Release of spymaster sparks anger in Britain

A Mongolian spymaster whose arrest for extradition on kidnapping charges sparked a crisis between Britain and its emerging Asian ally has returned home after unexpectedly being freed by German authorities.

In a move understood to have raised eyebrows in Whitehall, Germany withdrew charges against Bat Khurts, who until this summer had been languishing in Wandsworth Prison while a diplomatic and legal battle raged over claims from the Mongolian Government that he was a victim of entrapment by the British authorities.

The release of Khurts, head of Mongolia’s National Security Council, came ahead of a planned visit to the country next week by the German Chancellor Angela Merkel.

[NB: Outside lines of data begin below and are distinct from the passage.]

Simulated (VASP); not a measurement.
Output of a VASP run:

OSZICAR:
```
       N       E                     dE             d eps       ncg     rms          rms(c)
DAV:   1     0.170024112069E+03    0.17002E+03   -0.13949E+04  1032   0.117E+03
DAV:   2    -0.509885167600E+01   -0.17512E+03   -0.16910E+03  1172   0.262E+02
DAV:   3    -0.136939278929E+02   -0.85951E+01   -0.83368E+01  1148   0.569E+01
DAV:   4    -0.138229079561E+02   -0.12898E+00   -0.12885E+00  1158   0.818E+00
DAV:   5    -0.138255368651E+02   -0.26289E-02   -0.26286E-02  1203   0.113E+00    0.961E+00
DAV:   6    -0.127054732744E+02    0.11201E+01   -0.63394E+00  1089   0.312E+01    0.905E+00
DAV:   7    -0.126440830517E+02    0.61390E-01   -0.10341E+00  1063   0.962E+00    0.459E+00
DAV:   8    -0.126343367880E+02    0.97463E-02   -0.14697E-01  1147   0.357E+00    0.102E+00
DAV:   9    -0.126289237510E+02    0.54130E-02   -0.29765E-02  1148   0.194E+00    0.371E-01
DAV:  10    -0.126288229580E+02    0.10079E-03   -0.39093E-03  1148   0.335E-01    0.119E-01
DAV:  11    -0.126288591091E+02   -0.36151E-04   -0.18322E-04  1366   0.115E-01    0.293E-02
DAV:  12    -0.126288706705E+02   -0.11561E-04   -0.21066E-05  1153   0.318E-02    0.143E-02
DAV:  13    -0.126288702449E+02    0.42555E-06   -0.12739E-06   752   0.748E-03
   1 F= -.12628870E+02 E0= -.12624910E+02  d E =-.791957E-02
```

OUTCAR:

Mongolian officials said they were “grateful” for the decision, although Germany insisted there was no link between the release and Merkel’s arrival.

The trial of the spy chief on kidnapping charges had been due to begin in Germany on October 24 after his formal extradition from Britain in August at the request of prosecutors in Berlin.

The Foreign Office said yesterday: “Mr Khurts was extradited to Germany after the passing of the deadline for any appeal. It is not for us to comment on the decisions of the German courts.”

The return of Khurts to his position in Ulan Bator represents a remarkable change in fortune for the security chief, who was held on a European arrest warrant as he left an Aeroflot flight at Heathrow in August last year for his alleged part in the kidnapping in 2003 of a Mongolian dissident outside a McDonald’s restaurant in the French port of Le Havre.

The security official, described as one of the most senior figures in the Mongolian Government, had arrived in London expecting to hold high-level talks with Whitehall officials about closer security co-operation.

Sandwiched between Russia and China with huge mineral reserves, Mongolia is considered an increasingly important political and economic ally by Western powers.

The visit of Khurts was arranged after contacts between William Dickson, then British ambassador to Ulan Bator, and Mongolian officials.

But the Foreign Office later insisted that no formal invitation had been issued and that the spy chief had travelled to London without any diplomatic status.